But perhaps the most vital move for in-house counsel as they guide their company’s operations in developing nations is the selection of local outside counsel to help steer the operation in the right direction. Neher says it’s best to find a lawyer who has experience working in the region on the type of project the company is developing, but also understands the North American legal scene. “If you come to a country in Latin America and ask for an opinion on some legal tenure of some oil and gas properties, and you get the best regulatory attorney to do that, they will probably come back to you with some 45-page opinion, which nobody is going to read,” he says. With that in mind, it’s likely best to go with someone who knows how the profession operates north of the Rio Grande.
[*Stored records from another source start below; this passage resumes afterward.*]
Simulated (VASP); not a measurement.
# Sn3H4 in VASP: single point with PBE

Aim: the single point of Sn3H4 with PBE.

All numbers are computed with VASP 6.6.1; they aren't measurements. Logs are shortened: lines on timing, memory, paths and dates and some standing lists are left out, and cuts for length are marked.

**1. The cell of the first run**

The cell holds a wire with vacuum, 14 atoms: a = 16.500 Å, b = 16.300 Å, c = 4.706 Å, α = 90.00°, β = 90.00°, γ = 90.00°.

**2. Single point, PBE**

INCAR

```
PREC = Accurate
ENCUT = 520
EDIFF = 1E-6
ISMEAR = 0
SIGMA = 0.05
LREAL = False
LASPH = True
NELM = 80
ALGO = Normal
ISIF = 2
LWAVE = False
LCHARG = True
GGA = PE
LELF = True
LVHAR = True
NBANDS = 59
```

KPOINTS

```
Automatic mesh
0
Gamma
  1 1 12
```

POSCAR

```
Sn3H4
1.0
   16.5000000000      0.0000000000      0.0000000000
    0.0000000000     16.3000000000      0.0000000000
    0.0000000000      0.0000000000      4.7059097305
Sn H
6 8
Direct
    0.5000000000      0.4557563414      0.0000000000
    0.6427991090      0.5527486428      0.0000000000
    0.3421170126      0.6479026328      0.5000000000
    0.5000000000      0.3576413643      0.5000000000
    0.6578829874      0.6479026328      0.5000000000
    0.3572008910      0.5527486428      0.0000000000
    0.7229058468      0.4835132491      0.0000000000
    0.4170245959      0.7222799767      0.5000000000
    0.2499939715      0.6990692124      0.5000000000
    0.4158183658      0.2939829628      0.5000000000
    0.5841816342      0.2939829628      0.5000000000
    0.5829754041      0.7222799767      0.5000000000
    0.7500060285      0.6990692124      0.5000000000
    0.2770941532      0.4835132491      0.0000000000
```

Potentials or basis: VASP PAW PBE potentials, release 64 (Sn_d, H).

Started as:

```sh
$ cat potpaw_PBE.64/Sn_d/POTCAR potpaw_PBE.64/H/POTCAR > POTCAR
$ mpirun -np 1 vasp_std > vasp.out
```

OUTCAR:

One of the key issues that local counsel and in-house lawyers must guard against is the growing spectre of bribery allegations. Canadian public companies must pay particular attention in light of the Corruption of Foreign Public Officials Act, which became law in 1999. “One would normally say that companies that are blue chip, or extremely well known and reputable, would not engage in bribery,” says Riyaz Dattu, a partner in Osler Hoskin & Harcourt LLP’s Toronto office who focuses on international trade and investment law. “But the experience of the United States shows otherwise.”
German car company Daimler was forced to pay US$185 million to settle bribery charges in March following accusations from the U.S. Securities and Exchange Commission that it paid tens of millions of dollars to secure government contracts throughout the world. In 2008, German engineering group Siemens paid US$800 million to U.S. authorities to settle charges stemming from accusations of bribery and corruption. That shows why all companies, including Canadians, listed on U.S. exchanges must also be guarding against corruption.
Dattu points out there is no limitation period on the U.S. Foreign Corrupt Practices Act and advises in-house counsel to put a compliance program in place. At the same time, many of these accusations arise during the due diligence process of mergers and acquisitions, so it’s vital to put an end to a deal where indications of possible corruption arise. If that’s not enough encouragement to make anti-corruption protocols a priority, U.S. lawyers are reporting an influx of cases involving shareholders seeking reparations from officers and directors of corporations they claim should have ensured compliance, says Dattu.
Meanwhile, Canadian oil, mining, and gas companies are awaiting the fate of a private member’s bill that aims to establish corporate social responsibility standards on their operations abroad. The bill, spearheaded by Liberal MP John McKay, has passed second reading and is now at the standing committee on foreign affairs and international development. If passed, the bill would create a complaint process, with violations leading to the possibility of loss of financial support to the offending company from Export Development Canada, the Canada Pension Plan, and the Department of Foreign Affairs and International Trade. “What it does show is that Canadian companies are now going to have to make sure that in their conduct in foreign countries they do have compliance programs to deal with social responsibility, particularly in the area of environmental laws and human rights abuses,” says Dattu.
As in-house counsel work through all of these issues, they can at least be comforted by the fact that Canadian companies are generally viewed positively throughout the world. Angus Mitchell, a partner at Bennett Jones LLP’s Calgary office, spent seven years in Asia, including stints in Rangoon and Singapore for a large U.K. law firm. He says in Mongolia, for example, Canadian investment is viewed as a positive countervailing presence to the overwhelming presence of Chinese and Russian players. “Generally, I think Canadian companies are viewed more positively than, I would even say, American companies,” says Mitchell. “Right or wrong, there’s a perception that they are, perhaps, softer, more accommodating, without being pushovers.”
At the same time, Mitchell suggests in-house counsel may do their company the best service of all by advocating against a project that business development managers may be viewing through rose-coloured glasses. He notes that such proponents may get wrapped up in the potential benefits of a proposed project in emerging markets, without offering a full accounting of the pitfalls. “General counsel needs to be able to see through that,” he says.
At the end of the day, Mitchell says it is vital for counsel to get a tangible sense of what it’s like to operate in the target community. No amount of preparation can equal the benefit of hiring a trusted local lawyer or firm that knows the subtle ins and outs of the region, he says. “You will inevitably get it wrong if you haven’t spent any time there,” he says. “You learn more three months in at a cocktail party than reading all the international articles that you can find. The way things actually work is usually quite different than the way it appears from afar.”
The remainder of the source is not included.